Architecture of the neural networks#

Our aim is to process given variables in accordance with their relationships. This is modelled by introducing weight of the connections between the neurons, along with the activities.

Activity Rule#

Local rules define how the activities of the neurons change in response to each other.

Learning Rule#

Specifies how the neural network’s weights change over time.

Artificial Neural Networks#

Depending on our manipulation of the learning rule, i.e. directly guiding the decisions or not, we rougly classify the artificial neural networks into two types which are:

Supervised neural networks#

After each evaluation/classification of the neural network, we / a “teacher” specifies what is good, and what the neural network’s response to the input should be, thus adding our bias to the decisions.

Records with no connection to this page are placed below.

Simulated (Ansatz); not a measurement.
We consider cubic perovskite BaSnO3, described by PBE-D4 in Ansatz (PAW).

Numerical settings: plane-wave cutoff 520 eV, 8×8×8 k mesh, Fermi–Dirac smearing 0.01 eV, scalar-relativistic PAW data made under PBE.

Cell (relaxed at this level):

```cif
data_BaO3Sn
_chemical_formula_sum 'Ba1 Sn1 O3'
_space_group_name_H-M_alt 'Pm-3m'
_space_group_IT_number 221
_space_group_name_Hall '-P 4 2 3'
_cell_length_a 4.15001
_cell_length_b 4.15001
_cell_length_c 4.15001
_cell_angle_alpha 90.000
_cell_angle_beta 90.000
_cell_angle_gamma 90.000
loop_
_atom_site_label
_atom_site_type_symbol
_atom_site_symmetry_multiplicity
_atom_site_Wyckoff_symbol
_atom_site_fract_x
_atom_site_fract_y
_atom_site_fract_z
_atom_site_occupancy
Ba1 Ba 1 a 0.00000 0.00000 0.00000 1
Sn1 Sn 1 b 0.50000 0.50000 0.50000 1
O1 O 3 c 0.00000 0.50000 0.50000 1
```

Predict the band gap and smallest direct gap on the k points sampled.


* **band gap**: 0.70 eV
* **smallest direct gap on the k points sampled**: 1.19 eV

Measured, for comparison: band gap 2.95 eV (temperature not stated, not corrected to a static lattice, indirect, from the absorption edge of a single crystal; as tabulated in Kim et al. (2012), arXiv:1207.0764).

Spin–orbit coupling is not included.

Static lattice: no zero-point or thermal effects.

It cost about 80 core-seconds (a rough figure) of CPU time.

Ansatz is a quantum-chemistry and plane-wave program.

Unsupervised neural networks#

Data is given in an undivided form - a set of examples \(\{\vec{x}\}\). This is very useful to generalization, discovering patterns and/or extracting the underlying feature that we wouldn’t see beforehand due to our upbringing and/or limitations.

Modeling of the neural networks#

And this is how an artificial neuron looks like: neuron_artificial.png from MacKay’s “Information Theory, Inference, and Learning Algorithms”

The neuron has \(I\) inputs, each \(x_i\) is weighted by \(\omega_i\) in accordance with its “importance” and an additional bias signal \(x_0\) by default feeding \(+1\) that can be deactivated by setting its weight \(\omega_0\) to 0.

The single neuron is a feed-forward device: the connections are directed from the inputs to the output \(y\) of the neuron. The output signal is decided by the Activity Rule.

Activity Rule#

  1. Calculate the activation \(a\) of the neurons:

\[a = \sum_{i}{\omega_i x_i}\]
  1. Response \(y\) is determined through the activation function \(y=f(a)\). Some possible activation functions are:

Deterministic:

  1. Linear:

\[y(a) = a\]
  1. Sigmoid (logistic):

\[y(a) = \frac{1}{1+e^{-a}}\]
  1. Sigmoid (tanh):

\[y(a)=\tanh(a)=\frac{e^a - e^{-a}}{e^a - e^{-a}}\]
  1. Threshold step:

\[\begin{split}y(a) = \Theta(a)=\begin{cases}+1;\quad a>0\\-1;\quad a\le0\end{cases}\end{split}\]

Stochastic

  1. Heat Bath (Gibbs):

\[\begin{split}y(a) = \begin{cases}+1;\quad \text{with a probability }\frac{1}{1+e^{-a}}\\-1;\quad \text{otherwise}\end{cases}\end{split}\]
  1. Metropolis rule produces the output in a way that depends on the previous output state of \(y\):

    • Compute \(\Delta=ay\)

    • if \(\Delta\le0\), flip \(y\) to the other state; else flip \(y\) to the other state with a probability \(e^{-\Delta}\).

Examples#

AND gate#

x1

x2

y=AND

0

0

0

0

1

0

1

0

0

1

1

1

\(y(a) = \begin{cases}1;\quad a>0.5\\0;\quad\text{otherwise}\end{cases}\)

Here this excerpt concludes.